Bring Sri Lanka under India’s air-defence umbrella

And beware of flying tigers

Since 1958, the North American airspace has been defended by the North American Aerospace Defense Command (NORAD), a partnership between the United States and Canada. Since its formation, NORAD played an important role in defending the two countries against an airborne attack by external aggressors, notably the Soviet Union during the Cold War. Since 9/11, its scope has increased to cover domestic threats as well.

Between 2003 and 2004 when LTTE was engaged in the Norwegian-brokered peace negotiations with the Sri Lankan government, it was also busy developing its air capability. Currently that includes a 1250m airstrip at Iranamadu in the Wanni area, a helicopter and a couple of light aircraft, possibly Czech-made Zlin Z-143s. These aircraft can fly up to 1000km and can carry four persons. Not quite the traditional air force, but in the hands of an uncoventional military force such as the Tigers, this can be put to some very deadly use. Another advantage of flying small aircraft is that they are less visible on radar and air-defence systems that are designed to spot bigger, conventional aircraft.

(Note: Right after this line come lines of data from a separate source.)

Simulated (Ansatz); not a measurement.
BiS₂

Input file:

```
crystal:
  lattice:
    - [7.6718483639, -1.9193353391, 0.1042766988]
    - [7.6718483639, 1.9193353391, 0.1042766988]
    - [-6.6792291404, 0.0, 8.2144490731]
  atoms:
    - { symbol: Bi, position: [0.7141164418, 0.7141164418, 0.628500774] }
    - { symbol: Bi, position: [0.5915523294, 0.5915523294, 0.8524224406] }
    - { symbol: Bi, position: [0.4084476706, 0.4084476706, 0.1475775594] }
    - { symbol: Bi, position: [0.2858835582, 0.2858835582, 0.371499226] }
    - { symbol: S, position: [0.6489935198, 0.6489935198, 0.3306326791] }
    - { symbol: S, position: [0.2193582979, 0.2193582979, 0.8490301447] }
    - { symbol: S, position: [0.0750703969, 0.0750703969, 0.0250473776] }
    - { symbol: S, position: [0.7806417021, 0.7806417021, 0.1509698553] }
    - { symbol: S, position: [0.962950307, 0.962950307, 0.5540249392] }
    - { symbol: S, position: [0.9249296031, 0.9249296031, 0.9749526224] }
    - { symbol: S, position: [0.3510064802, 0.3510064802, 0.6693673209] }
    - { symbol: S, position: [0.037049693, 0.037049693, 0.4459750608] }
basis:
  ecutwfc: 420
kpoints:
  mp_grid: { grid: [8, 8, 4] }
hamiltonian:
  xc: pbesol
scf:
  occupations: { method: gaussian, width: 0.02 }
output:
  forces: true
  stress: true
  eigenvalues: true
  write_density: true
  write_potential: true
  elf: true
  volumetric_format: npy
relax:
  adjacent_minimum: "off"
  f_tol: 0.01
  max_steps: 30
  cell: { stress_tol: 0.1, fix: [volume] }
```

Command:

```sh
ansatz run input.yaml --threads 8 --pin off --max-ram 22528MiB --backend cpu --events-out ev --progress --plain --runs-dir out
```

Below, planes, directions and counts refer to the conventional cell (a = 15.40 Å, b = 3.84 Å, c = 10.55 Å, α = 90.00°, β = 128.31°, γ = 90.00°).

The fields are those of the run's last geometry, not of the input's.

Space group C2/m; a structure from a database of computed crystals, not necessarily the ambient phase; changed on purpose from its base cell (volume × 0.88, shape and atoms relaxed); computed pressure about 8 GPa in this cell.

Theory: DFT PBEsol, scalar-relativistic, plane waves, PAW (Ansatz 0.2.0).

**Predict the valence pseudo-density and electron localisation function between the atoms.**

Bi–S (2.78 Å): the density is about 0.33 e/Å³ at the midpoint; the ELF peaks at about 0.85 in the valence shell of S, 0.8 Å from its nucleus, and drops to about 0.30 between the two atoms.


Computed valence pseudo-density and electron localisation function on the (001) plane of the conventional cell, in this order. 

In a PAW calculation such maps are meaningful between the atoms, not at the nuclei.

Apart from what it implies for the Sri Lankan government, the LTTE’s newly acquired aerial capabilities adds on to the threat the Tigers pose to India’s own national security. For that reason, India has offered to assist Sri Lanka in redesigning its air-defence systems. While this is a step in the right direction, it is also an opportunity for India and Sri Lanka to explore a wider air-defence partnership. This is a good time to consider a NORAD-like joint air-defence command that can secure the airspace over peninsular India, Sri Lanka and the Maldives.

6 thoughts on “Bring Sri Lanka under India’s air-defence umbrella”

  1. im not sure where i read this, but turns out that with soo much attention given to our pak and china borders, our radar warning and airspace control nets in central and southern india are rather weak (relatively speaking). maybe we should start getting our own house in order?

    i will try and find the link

  2. teaming up with the Sri Lankans is not a bad idea but a NORAD like effort may not be necessary or workable. Firslty, the ZLIN is basically little more than a souped up trainer with little if any offensive capability. To get to a meaningful air force from there is not easily done. Also NORAD failed on 9/11 (the only time it was tested) as the large airliners were able to penetrate (the transponders being off was not an excuse as the planes were large). India should do something but the threat if any from teh Zlin is to the Sri Lankans and not to India.

  3. Vijay,

    NORAD did fail to prevent the 9/11 attacks; but that is just one more manifestation of the United States’ cold-war based defence mindset. The treat from the unconventional was not ‘on the radar screens’ (pun unintended)

    A NORAD-like partnership between India and Sri Lanka is workable; and to tackle the LTTE threat, it has to be designed to tackle both airborne unconventional threats, as well as the ‘conventional’.

    Given the flying range, the Zlin is capable of flying across the Palk Straits and reaching India’s southernmost tip. Even more than al-Qaeda, the LTTE is a master of improvisation and terrorist innovation. Underestimating the threat from the Tamil Tigers is dangerous. Yes, they are more a threat to the Sri Lankan government; but they potential (and actual) threat they pose to India cannot be ignored.

  4. Good move(by India) and a good suggestion (by Nitin!). On a slightly unrelated note, a common currency is also being mooted. Both are measures that require relations between the two countries to ascend to levels that exist between very few countries, outside of the developed world. We are living in interesting times.

  5. We seem to forget that there is currently a civil war in Sri lanka, I cannot see the Sinhalese majority accepting this. although the idea in theory may be good, in practice it may be too difficult to achieve due to current political situation.